That said, any pullback in the market should be an opportunity to add to your low-beta dividend stock positions.

In the current market environment, it is important for income investors to choose their dividend stocks wisely as they are putting new money to work. As volatility increases (especially downside volatility), investors may want to add some low beta stocks to their holdings to help dampen portfolio volatility. In general, companies with low betas will tend to be less volatile than the general market.

With that in mind, we did a screen with the following parameters to find companies that had high dividend yields, low betas and P/E ratios under 20:

  • Dividend Yield > 4%
  • Avg. 3m Volume > 1,000,000
  • Stock Price > $10.00
  • Market Cap > $1 billion
  • P/E Ratio < 20.0x
  • Beta < 0.75

The stocks below meet the parameters above. Use this data as a starting point for your own analysis.

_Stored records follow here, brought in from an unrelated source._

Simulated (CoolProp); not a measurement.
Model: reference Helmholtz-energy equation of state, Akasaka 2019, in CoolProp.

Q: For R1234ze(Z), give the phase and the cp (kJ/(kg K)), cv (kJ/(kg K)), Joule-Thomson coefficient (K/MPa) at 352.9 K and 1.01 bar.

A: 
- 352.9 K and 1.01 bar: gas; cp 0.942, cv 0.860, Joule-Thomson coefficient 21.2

While this is not an exhaustive list of low-beta dividend stocks, this sample portfolio would yield 6.5% with an average beta of 0.43.

Tactical Strategy

Three of our favorite stocks from the list above (which we own) are AT&T (NYSE:T), Consolidated Edison (NYSE:ED) and Southern Company (NYSE:SO). These names provide attractive, stable cash dividends with relatively modest payout ratios. The payout ratio is dividend paid / net income. Lower payout ratios indicate an ability to increase dividends.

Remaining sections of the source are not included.